Which bank stocks should you buy post Q1 results? Here’s what analysts recommend

Bank stocks to buy: The Indian banking sector delivered a measured performance in the first quarter of FY26, marked by diverging trends across private, mid-sized, and public banks.

Analysts describe the current environment as a “recalibration phase” rather than a period of distress, with the sector gradually adjusting to a softening interest rate environment and delayed deposit repricing.

While private banks showed resilience, mid-sized lenders faced pressure, and public sector banks sought shelter in treasury gains and asset quality improvements.

Banking sector Q1 show: Sector snapshot

Private banks posted a mixed performance in the first quarter of FY26, with a few reporting strong earnings while most public sector banks (PSBs) witnessed some weakness. A key concern across the board was margin contraction, primarily due to the repo rate cuts. This compression is likely to continue into the second quarter, as the full impact of rate adjustments has yet to be passed on.

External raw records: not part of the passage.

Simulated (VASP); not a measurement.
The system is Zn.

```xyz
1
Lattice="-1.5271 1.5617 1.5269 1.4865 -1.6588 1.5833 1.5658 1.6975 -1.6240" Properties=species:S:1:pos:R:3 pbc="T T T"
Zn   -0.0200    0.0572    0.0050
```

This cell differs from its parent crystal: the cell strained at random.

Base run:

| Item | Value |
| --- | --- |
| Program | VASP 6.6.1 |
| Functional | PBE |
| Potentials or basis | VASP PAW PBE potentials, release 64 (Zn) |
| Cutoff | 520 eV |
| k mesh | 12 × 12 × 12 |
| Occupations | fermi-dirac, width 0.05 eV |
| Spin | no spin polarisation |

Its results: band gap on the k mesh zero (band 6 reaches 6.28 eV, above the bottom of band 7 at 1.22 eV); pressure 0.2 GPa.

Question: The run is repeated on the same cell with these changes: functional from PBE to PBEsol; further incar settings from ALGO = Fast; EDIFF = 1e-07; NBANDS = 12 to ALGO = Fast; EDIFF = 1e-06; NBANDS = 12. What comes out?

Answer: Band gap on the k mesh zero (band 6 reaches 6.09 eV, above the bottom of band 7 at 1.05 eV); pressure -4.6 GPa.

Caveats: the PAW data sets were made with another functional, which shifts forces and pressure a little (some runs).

Banks, however, anticipate margin recovery beginning in the third quarter as deposit repricing takes effect, helping to stabilise net interest margins (NIMs). Business growth in Q1 remained modest, with deposit growth outpacing advances in large private banks, helping maintain a controlled credit-deposit (CD) ratio.

Asset quality performance diverged across the sector. Private lenders saw some deterioration, mostly attributed to seasonal trends and pressure in the unsecured loan segment. In contrast, PSBs managed to maintain healthy to stable asset quality.

Looking ahead, most banks expect earnings to bottom out in the first half of FY26. Credit costs are also likely to improve in the coming quarters as stress from unsecured lending gradually eases. Despite this, concerns around net interest income (NII) persist, particularly with the ongoing impact of repo rate cuts and the possibility of further rate reductions.

ICICI Bank preffered pick from banking space

According to Vaqarjaved Khan of Angel One, credit demand has picked up post rate cuts, but margin pressure and elevated provisioning are acting as drags.

He remains cautiously optimistic about the sector and highlights ICICI Bank as a top pick. “Loan growth for ICICI Bank stood at 11.5 per cent YoY in Q1FY26, outpacing industry growth. Margin compression was less than expected, and we believe NIMs will bottom out by Q3,” he noted.

Brokerage Ventura also named ICICI Bank as a preferred bet. In Q1FY26, the bank posted a 15.5 per cent YoY PAT growth with strong metrics: NIM at 4.34 per cent, GNPA at 1.67 per cent, and NNPA at just 0.41 per cent. Deposits and advances rose 12.8 per cent and 11.5 per cent respectively.

ICICI Bank, the country’s second-largest private sector lender, posted a strong set of numbers for the June 2025 quarter (Q1FY26), reporting a standalone net profit of ₹12,768.21 crore, marking a 15.5 per cent increase from ₹11,059.11 crore recorded in the same period last year. The bank’s net interest income, a key measure of core income, also witnessed healthy growth, rising 10.6 per cent year-on-year to ₹21,635 crore, up from ₹19,553 crore in the year-ago quarter.

Top bank stocks to buy post Q1

Varun N Joshi of GoalFi sees merit in a barbell strategy-pairing steady performers like ICICI Bank with undervalued names such as Bank of Baroda (BoB).

He believes macro tailwinds and better execution could help underdogs gain favour. From a technical viewpoint, too, Kunal V Parar of Choice Broking noted Bank of Baroda shows underlying strength. It continues to trade above its 50- and 100-day averages, and the RSI is holding at a strong support level. “We expect an upward move towards ₹250-260, with a stop loss at ₹230.”

Among mid-cap lenders, Ventura believes Indian Overseas Bank (IOB) stands out with a 75.6 per cent YoY profit jump to ₹1,111 crore. Asset quality improved notably, and its CASA ratio stood at an impressive 43.78 per cent. Ventura expects IOB to recover NIMs in H2FY26, supported by improved operational efficiency.

Meanwhile, Ajit Mishra of Religare Broking believes top-tier names like HDFC Bank and Kotak Mahindra Bank are staging a comeback after recent challenges. “Their valuations have become more reasonable, making them attractive bets again. Both remain high-quality franchises poised to deliver mid-teen growth over the cycle,” he said.